With this, Lee Dorrian’s Septic Tank and Gregor Mackintosh’s Vallenfyre touching upon (or even embracing) crust/hardcore punk, it seems that some metal legends have become nostalgic for their punk rock roots.
And we often end up with albums that are cool, but not likely to challenge the greats. Is that a good thing, or should we expect more from our musicians? I’ll leave that for you to ponder.
The brainchild of the legendary Chris Reifert (Death, Autopsy), Violation Wound describe themselves as being “…driven to create 100 percent real punk rock. Nothing trendy, nothing wimpy, nothing pretentious, just fuelled by aggression and kick-ass riffs. Violation Wound is not interested in modern, plastic or safe crap, instead honouring the raw, dirty and pissed off ways of the original innovators, while carving out a path all their own.”
Hyperbole is a wonderful thing to write, but can the album live up to such lofty claims?
Right off the bat, the listener is struck by the scuzziness of ‘Humanity Burning.’
Coming across as a mix of Discharge and Negative Approach is cool but, once the listener settles in, it’s something a million other bands do as well.
So it’s left to Reifert’s voice to really make the song stand up and stand out, which it does because, hey, it’s Chris Reifert.
His guitar tone is dry enough to ensure the bass and drums have prominence in the mix. Maybe a little bit of extra dirt would have been nice but, by and large, it does the job. Some very nice Bonesesque lead breaks in there.
And, realistically, that description can be used to describe all the songs present.
All of them are pretty much the same tempo (with one or two being slightly faster), all of them follow a similar formula and what we are left with is an album with no variations to give the listener something to play with amid the relentless musicality.

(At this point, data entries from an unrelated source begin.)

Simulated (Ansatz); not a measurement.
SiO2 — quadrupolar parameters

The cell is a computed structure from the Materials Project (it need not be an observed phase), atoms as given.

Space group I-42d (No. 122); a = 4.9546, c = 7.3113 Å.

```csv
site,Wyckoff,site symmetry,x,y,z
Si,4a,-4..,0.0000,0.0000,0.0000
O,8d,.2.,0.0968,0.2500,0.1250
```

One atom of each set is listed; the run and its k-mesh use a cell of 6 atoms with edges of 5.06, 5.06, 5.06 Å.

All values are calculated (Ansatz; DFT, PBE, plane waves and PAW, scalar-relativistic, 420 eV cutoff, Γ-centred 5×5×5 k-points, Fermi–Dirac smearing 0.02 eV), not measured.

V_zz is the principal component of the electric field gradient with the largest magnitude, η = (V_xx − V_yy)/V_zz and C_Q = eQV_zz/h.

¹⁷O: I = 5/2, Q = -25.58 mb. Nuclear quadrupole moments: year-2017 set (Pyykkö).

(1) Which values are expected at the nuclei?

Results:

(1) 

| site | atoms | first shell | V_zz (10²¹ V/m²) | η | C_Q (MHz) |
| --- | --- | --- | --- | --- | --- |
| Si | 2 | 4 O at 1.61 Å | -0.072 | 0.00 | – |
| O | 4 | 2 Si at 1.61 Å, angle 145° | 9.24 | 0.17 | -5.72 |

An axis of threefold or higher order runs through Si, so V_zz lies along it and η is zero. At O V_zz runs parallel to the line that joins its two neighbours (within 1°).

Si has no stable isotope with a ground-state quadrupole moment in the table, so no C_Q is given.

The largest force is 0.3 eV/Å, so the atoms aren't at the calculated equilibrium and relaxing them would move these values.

Predictably, this has the effect of wearing down the listener as, with the album running at 34 minutes, the 20 songs end up blurring into one.
If Reifert had cut the track listing to around 12 songs, had a few ultra fast ones and some slow numbers, we would have been talking about a lean, enjoyable hardcore homage. As it currently stands, it’s not a bad record, but one that is a little too bloated and samey.
Still better than that Madball album though.